Interpretability and explainability

Example: Proprietary opaque models in recidivism prediction

Northpoint’s controversial proprietary COMPAS system takes an individual’s personal data and criminal history to predict whether the person would be likely to commit another crime if released, reported as three risk scores on a 10 point scale. The idea is that a data-driven approach may be more objective and accurate than the often subjective and possibly biased view of a judge when making sentencing or bail decisions.

Interpretable model for recidivism prediction as a scorecard from Rudin, Cynthia, and Berk Ustun. “Optimized scoring systems: Toward trust in machine learning for healthcare and criminal justice.” Interfaces 48, no. 5 (2018): 449–466.
IF age between 18–20 and sex is male THEN predict arrest
IF age between 21–23 and 2–3 prior offenses THEN predict arrest
IF more than three priors THEN predict arrest
ELSE predict no arrest

Defining Interpretability, Explainability, and Transparency

There are many terms used to capture to what degree humans can understand internals of a model or what factors are used in a decision, including interpretability, explainability, and transparency. These and other terms are not used consistently in the field, different authors ascribe different often contradictory meanings to these terms or use them interchangeably. In this book, we use the following terminology:

Why Explainability?

Interpretable models and explanations of models and predictions are useful in many settings and can be an important building block in responsible engineering of ML-enabled systems in production. There are many different motivations why engineers might seek interpretable models and explanations.

Understanding a Model

We can discuss interpretability and explainability at different levels. We start with strategies to understand the entire model globally, before looking at how we can understand individual predictions or get insights into the data used for training the model.

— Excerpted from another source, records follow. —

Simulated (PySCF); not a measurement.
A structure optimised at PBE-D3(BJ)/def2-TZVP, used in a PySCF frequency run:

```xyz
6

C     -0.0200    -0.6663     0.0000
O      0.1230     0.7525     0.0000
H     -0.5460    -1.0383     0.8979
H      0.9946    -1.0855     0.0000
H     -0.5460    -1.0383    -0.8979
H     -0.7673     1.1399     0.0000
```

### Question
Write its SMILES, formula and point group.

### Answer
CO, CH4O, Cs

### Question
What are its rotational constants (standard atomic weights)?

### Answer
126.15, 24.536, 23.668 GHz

Intrinsically Interpretable Models

Sparse linear models are widely considered to be inherently interpretable. We can inspect the weights of the model and interpret decisions based on the sum of individual factors. The model coefficients often have an intuitive meaning. Linear models can also be represented like the scorecard for recidivism above (though learning nice models like these that have simple weights, few terms, and simple rules for each term like “Age between 18 and 24” may not be trivial). In spaces with many features, regularization techniques can help to select only the important features for the model (e.g., Lasso).

Global Surrogate Models

For models that are not inherently interpretable, it is often possible to provide (partial) explanations. This can often be done without access to the model internals just by observing many predictions. There is a vast space of possible techniques, but here we provide only a brief overview.

Feature Importance

While it does not provide deep insights into the inner workings of a model, a simple explanation of feature importance can provide insights about how sensitive the model is to various inputs. Feature importance is the measure of how much a model relies on each feature in making its predictions. These are highly compressed global insights about the model.

Feature importance in the DC bike sharing data, from Christoph Molnar. “Interpretable Machine Learning.” 2019

Partial Dependence Plot (PDP)

While feature importance computes the average explanatory power added by each feature, more visual explanations such as those of partial dependence plots can help to better understand how features (on average) influence predictions. For example, in the plots below, we can observe how the number of bikes rented in DC are affected (on average) by temperature, humidity, and wind speed. These plots allow us to observe whether a feature has a linear influence on predictions, a more complex behavior, or none at all (a flat line). The plots work naturally for regression problems, but can also be adopted for classification problems by plotting class probabilities of predictions.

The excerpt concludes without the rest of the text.